Meet the Team Monday! Our First Written Piece

For our very first written feature on our new “Meet the Team” series, our team was asked perhaps one of the toughest questions for filmmakers to answer, which was:

 

What is the most influential piece of film to you, and why?”

 

Here’s what they had to say…

 

Jillian (Owner and Producer):
The film that most impacted my life is Requiem for a Dream directed by Darren Aronofsky. I remember seeing this movie for the first time and feeling like my brain was going to explode. It is unbearably intense and uncomfortable to watch in it’s powerful portrayal of addition, and yet perfectly juxtaposed against genuine beauty. The film is complex. It delves into the human psyche and begs the viewer to contemplate and question “what is addition”? The movie stuck with me for months afterwards and fueled my want to pursue film-making. Watching this movie, I could feel that stylistic decisions were being made to enhance the storytelling and intensify the impact on the viewer. I wanted to learn how.

 

 

 

Nick (Lead Editor):
I’m going to go the professional route and say that two movies are tied for most influential.  I consider these movies inspirational for the same reasons. Those movies are The Atomic Cafe and Senna.  Both are documentaries built entirely with existing footage and audio, meaning the filmmakers did not shoot new interviews or b-roll.
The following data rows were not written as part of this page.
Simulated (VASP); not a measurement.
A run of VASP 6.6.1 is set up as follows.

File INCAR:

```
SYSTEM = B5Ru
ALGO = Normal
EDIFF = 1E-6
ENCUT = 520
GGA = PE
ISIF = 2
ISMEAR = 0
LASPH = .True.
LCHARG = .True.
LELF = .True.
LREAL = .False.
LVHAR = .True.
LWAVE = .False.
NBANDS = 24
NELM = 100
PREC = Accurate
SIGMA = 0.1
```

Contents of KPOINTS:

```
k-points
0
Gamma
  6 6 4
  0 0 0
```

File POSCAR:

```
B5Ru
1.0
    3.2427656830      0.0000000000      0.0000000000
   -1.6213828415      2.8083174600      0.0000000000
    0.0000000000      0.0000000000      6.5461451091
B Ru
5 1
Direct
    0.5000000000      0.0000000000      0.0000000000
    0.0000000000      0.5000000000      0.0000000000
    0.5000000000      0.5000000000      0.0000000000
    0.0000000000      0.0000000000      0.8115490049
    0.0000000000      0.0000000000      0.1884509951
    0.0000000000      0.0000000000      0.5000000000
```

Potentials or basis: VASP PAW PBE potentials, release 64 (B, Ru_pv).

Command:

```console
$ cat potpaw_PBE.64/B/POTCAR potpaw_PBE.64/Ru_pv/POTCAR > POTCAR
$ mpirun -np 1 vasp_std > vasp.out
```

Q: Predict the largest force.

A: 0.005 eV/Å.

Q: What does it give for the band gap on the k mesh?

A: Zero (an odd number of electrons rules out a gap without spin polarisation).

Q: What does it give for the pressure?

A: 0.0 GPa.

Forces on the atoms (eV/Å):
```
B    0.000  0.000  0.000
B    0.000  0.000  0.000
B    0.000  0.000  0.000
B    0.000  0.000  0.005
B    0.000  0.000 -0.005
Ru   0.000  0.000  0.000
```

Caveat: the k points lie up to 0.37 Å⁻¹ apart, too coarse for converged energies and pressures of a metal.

I found this fascinating as someone diving head first into a career as an editor.  Each movie has a solid story arc.  Each movie builds effective emotional crescendos using old television clips, 8mm government footage, archived interviews, old TV commercials, and on and on.  The fact that these editors took a collection of seemingly disjointed previously produced materials and turned it into a coherent, entertaining, emotionally powerful and memorable finished movie is absolutely remarkable.  For me personally, as an editor, both of these movies were purely inspiring.

 

 

Morgan (Assistant Producer):
It is truly difficult to answer this question because my common retort is “ok, but from which genre?”. For me, I’d have to say the most influential piece that pushed me into the world of filmmaking was the movie Inglorious Basterds by Quentin Tarantino. I grew up constantly watching movies, but until I saw this film, I hadn’t truly understood what it meant for a director to “take risks” or “push the bounds” of filmmaking. Never before had I seen someone re-write such a delicate piece of history with such brutal honesty, while also incorporating bizarre elements like ultra-violence, black comedy, and a quirky, questionably transitioned soundtrack that somehow works perfectly…much to Ennio Morricone’s despair.

Tarantino’s guts to rewrite and reframe a brutal past reality with such artful yet reckless abandon had me hooked to the idea of what film could be. This movie contains this immense power that in my opinion, only film can have, which is to offer the viewer a glimpse into an alternate reality that has not yet been imagined; a world that could be or could have been, that gives visual power to the underdog and the oppressed, and provides one hell of an immersion into a carefully crafted, well- written story. Through is classic cinematography style, he includes the viewer in the scene, and allows you to, just barely, peer through the third wall.

Watching this film opened up this entire world of movies for me, and I explored the many other filmmakers who practice these techniques of radical visual storytelling, who break the typical Hollywood mold and veer away from traditional ways to tell these tales, no matter how sensitive they may be. I wish my answer could have stemmed from a female director- but I guess that makes this influence all the more inspiring…

 

 

Taylor (Editor):
The film that has been most influential for me is Moulin Rouge! I’m actually not the biggest fan of musicals, but Moulin Rouge is more akin to a music video – the choreography, use of pop music, lavish art direction, cinematography, and (above all else for me as an editor) the rapid cutting of most sequences was unlike anything I’d ever seen before, and set the film apart fromothers in its genre. It’s also a beautiful and tragic love story; I feel a connection with all of the characters – even the bad guy, because he has feelings too, damnit. To top it off, my wife and I discovered early on in our relationship that we both loved this film – she even quoted it in her wedding vows, which of course left us all sobbing. Of all the films in the world, there isn’t another that has had the same impact on me from both a professional and personal perspective. Plus, who doesn’t believe in truth, beauty, freedom, and love?